Facebook Australia earns billions in Australia… and then Irish-exits the tax bill

Facebook’s Australian revenue for 2024 has been released, jumping from $110 million in 2024 to $1.46 billion.

What's the key learning?

  • Many companies have been using strategies to reduce the taxes they owe to a particular country.
  • This "loophole" is detrimental especially when we are talking about billions of revenue that was supposed to go to the country where they are operating.
  • The new global minimum 15% tax agreed on by 140 countries will compel all companies, including Facebook, pay their fair share, no matter where they set up shop.

👉 Background: Meta Platforms is the OG social media giant that still dominates our screens here in Australia - we’re talking Instagram, Whatsapp and Facebook. Despite the fact that Facebook is pretty much used exclusively for birthday reminders and Marketplace, it still reaches 78% of Aussies aged over 16.

👉 What happened: While Whatsapp and Instagram don’t lodge financial accounts in Australia, Facebook does. Now, Facebook’s Australian revenue for 2024 has been released. It jumped by $110 million in 2024 to $1.46 billion. But, surprise surprise, most of this revenue that was earned in Australia wasn’t recognised here.

👉 What else: In fact, Meta sent $1.25 billion of its Australian revenue to other Meta subsidiaries to reduce its taxes - a classic transfer pricing strategy.

What's the key learning?

💡Transfer pricing is a technique used by big global companies to shift profits from higher-tax countries to lower-tax ones. Global companies like Meta set up subsidiaries in low-tax countries like Ireland where the corporate tax rate is 12.5% — compare that to Australia’s 30% tax for large corporates.
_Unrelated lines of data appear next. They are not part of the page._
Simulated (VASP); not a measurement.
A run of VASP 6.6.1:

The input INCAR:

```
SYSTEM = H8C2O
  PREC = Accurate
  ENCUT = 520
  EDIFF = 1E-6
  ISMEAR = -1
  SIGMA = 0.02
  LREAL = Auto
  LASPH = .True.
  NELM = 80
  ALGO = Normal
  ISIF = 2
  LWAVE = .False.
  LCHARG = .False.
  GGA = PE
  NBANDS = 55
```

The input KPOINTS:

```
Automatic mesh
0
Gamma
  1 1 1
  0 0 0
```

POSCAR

💡When Facebook books revenue in higher-tax countries like Australia, they are often shifted offshore. As a result, the remaining revenue and profit in the local country is minimal... if anything at all. In fact, Meta paid just $44 million in income tax in Australia on its $1.46 billion of revenue.

💡We’ve seen a whole host of other multinationals use transfer pricing to do this switcheroo too —  from Netflix to Spotify and Amazon as well. That’s why more than 140 countries have now agreed to a new global minimum tax of 15% for big global companies.